Gulf Coast residents have already been bracing for a big, powerful and destructive storm that would bring torrential rains, punishing winds, dangerous coastal and inland floods, and possibly a flurry of tornadoes as well, to Louisiana, Alabama, and Mississippi.

Credit: NOAA

While the official hurricane designation is an important milestone, it doesn’t change the fact that trouble is already in the cards. In anticipation of Isaac’s likely strengthening, hurricane warnings were already in effect from just east of Morgan City, La., to the Alabama-Mississippi border.

The threat is especially great because Isaac is moving at a relatively sluggish 10 mph Rick Knabb, director of the National Hurricane Center, said on Monday that Isaac was “life-threatening” and that the most serious danger from it were storm surges from the huge amounts of water it will bring, and not the strong winds. “A slow-moving, large system poses a lot of problems,” Knabb said.

The longer Isaac lingers over a given area, the longer hurricane-force winds, will batter homes, buildings and other structures. A slow storm also has more time to unload its considerable payload of moisture — 12 inches or more of rain are now forecast for New Orleans and the surrounding area, with up to 20 in some places.

“Low-lying areas inland will be especially dangerous due to flooding rains that can't drain at their normal rate,” said Brian Norcross in his Weather Underground blog. “Do NOT drive through flooded roadways. The water will be moving faster than normal, and it only takes 6 inches of water to move a car.”

Slow motion also means an extended storm surge—the wall of water a storm pushes ahead of it. Forecasters are calling for up to a 9-foot surge in parts of Louisiana, where heavy rain has already started to fall, and up to 6 feet in neighboring Mississippi.

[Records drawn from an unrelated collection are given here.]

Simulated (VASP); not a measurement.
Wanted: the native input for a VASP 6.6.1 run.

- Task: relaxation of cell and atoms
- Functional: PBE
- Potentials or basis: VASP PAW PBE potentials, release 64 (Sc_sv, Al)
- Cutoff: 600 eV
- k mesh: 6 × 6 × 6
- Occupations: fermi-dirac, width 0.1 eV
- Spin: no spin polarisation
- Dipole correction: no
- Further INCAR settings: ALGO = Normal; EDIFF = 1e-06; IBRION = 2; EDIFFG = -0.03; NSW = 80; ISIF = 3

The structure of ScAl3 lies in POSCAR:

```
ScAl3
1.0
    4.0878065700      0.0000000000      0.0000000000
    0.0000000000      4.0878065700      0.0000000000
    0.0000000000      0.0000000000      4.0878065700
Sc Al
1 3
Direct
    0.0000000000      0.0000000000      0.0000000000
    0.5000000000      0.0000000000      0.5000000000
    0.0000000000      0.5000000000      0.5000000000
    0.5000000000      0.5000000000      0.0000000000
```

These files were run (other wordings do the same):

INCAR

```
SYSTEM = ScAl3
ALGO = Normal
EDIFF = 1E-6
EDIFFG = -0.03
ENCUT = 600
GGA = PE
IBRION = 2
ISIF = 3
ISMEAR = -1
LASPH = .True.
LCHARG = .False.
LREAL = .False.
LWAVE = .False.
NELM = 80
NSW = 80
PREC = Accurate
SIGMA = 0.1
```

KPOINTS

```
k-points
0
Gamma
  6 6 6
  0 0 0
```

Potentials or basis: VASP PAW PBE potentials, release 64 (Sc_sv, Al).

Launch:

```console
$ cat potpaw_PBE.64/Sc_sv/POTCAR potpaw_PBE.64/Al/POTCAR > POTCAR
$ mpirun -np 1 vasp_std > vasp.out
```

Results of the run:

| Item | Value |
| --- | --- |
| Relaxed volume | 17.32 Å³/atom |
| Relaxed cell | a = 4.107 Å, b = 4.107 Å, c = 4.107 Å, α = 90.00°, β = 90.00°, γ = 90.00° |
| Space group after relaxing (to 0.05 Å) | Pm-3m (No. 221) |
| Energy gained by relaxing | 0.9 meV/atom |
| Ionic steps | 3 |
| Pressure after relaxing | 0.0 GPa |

Although it remains in directly in Isaac’s cross-hairs, New Orleans itself hasn’t been ordered to evacuate; the levees that were breached by Katrina have been rebuilt, and they’re expected to hold back a storm surge that could reach 12 feet. (The surge of nearly 28 feet that came along with Katrina was largely responsible for the more than 1,500 deaths the storm caused). But outside the levees, a storm surge of even 6 feet could prove destructive and deadly.

Once Isaac comes ashore, it will quickly weaken into a tropical storm again. That shouldn’t necessarily reassure those along its projected path, however, which currently puts it in northern Indiana by Sunday: last year, Tropical Storm Lee never even achieved hurricane status — but it still cut a memorable swath of destruction from Louisiana all the way up to Pennsylvania and beyond.